Deana Sidney has come to production design through an unorthodox route, as many designers have. Sometimes an unorthodox background provides insights and experiences that are invaluable to the job of film design. Although she had studied art from a very early age, she graduated from NYU majoring in Shakespeare with an eye toward becoming an academic. After a detour as an actress, she switched course and became interested in design and gardens, eventually owning a company that designed gardens and parties for the rich and corporate (including MOMA). An embezzling partner was the impetus for switching to film. Beginning with doing the decorations for a 40’s nightclub set, Deana found her love of design and dramatic interests could be beautifully, combined in production design.
Working with writer/directors is a passion and specialty of Deana’s. She loves the challenge of bringing material alive in character-driven films and uses the psychology of space, shape, color and objects to enrich the actor’s environment and attain the vision of the director. Actors often comment on the spaces she creates for them, saying that she has given them so much to work with. She often consults with actors during the design process and listens to any suggestions they may have for props and design to motivate their character. Deana has collaborated with many wonderful actors including Kathleen Turner, John Leguzamo, Audrey Tautou, Harvey Keitel, Burt Reynolds and Mark Ruffalo to name a few. She loves the creative process and the energy of collaborating with the creative team. She is keenly aware of budget constraints and she is hyper-diligent about staying within budget while getting the most out of what is available. Deana works for the same producers again and again for this reason. She delivers a quality product on time and on budget.
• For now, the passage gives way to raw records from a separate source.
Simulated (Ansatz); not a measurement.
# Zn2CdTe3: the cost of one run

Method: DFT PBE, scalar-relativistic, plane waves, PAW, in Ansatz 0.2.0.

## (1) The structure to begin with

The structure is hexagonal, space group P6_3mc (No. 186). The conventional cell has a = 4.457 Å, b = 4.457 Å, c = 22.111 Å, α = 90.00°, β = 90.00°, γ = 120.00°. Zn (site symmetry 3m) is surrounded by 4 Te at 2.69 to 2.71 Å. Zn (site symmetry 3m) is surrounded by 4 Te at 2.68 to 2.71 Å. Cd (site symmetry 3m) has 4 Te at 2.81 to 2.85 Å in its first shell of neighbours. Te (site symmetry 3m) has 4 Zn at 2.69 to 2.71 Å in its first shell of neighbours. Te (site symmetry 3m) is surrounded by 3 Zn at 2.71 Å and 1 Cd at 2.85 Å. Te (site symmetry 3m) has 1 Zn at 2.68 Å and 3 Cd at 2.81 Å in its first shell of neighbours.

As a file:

Deana took a break from film for a few years to start writing about history at Lost Past Remembered — exploring food, design, art, literature, film, houses/castles and interesting characters of the past — from ancient Babylon to 1990. She spent many summers in England during that break — digging into ancient families and their stately homes (with some generous help from The National Trust). The blog has had nearly 3 million visitors. She found it incredibly liberating and realized how much she loved historical projects. She decided to concentrate on them when she returned to film. She has a fine grasp of multiple visual threads of time periods with their antiques and ephemera and has a passion for absorbing the minutiae of life in the past. It is another dimension to good storytelling. Whether it means knowing the right place-setting for 1860 New York or the recipe for the mud for mud wrestling – attention to detail is a priority for Deana and her team. Knowing what to bring to best evoke the time is her talent (helpful when there are budget constraints).